Örebro University
School of Science and Technology
Thomas Padron-McCarthy (thomas.padron-mccarthy@oru.se)






Exam

Compilers and Interpreters

for Dataingenjörsprogrammet, and others

Tuesday October 25, 2022

Exam for:

DT135G Kompilatorer och interpretatorer, provkod A001




Aids: No aids.
Score requirements: Maximum score is 47.
To pass, at least 26 points are required.
Results: Announced no later than 15 working days after the exam.
Return of the exams: Electronically through the student portal "Studenttjänster".
Examiner and teacher on call: Thomas Padron-McCarthy, phone 070-73 47 013.




GOOD LUCK!!

Formulas

1. Eliminating left recursion

A left-recursive grammar can be transformed to a grammar that is not left recursive. Assume that the grammar contains a rule (or, more correctly, two productions) like this:
A -> A x | y
A is a non-terminal, but x and y are any constructions consisting of terminals and non-terminals.

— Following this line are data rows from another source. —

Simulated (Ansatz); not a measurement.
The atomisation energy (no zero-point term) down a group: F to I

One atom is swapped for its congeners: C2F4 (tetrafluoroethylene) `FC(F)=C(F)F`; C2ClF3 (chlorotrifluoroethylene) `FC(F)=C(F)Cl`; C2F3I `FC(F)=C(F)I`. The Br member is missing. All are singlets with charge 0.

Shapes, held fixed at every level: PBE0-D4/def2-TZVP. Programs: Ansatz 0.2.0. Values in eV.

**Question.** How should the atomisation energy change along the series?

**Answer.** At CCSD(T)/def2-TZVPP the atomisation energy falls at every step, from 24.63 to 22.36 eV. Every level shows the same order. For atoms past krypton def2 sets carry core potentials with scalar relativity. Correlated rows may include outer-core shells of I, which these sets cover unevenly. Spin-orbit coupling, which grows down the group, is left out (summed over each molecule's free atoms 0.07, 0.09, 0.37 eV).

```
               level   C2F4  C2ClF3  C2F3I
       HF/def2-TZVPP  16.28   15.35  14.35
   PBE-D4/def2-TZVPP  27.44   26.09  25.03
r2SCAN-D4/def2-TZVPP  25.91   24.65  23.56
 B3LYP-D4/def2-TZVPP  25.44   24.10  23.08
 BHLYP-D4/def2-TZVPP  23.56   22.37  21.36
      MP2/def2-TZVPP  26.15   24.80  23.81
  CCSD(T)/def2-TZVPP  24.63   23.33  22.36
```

The rule is replaced by the following two rules (or, more correctly, three productions), that describe the same language, but are not left recursive:

A -> y R
R -> x R | empty

2. Left factorization

Assume that the grammar contains this rule (two productions):
A -> x y | x z
A is a non-terminal, but x, y and z are any constructions consisting of terminals and non-terminals.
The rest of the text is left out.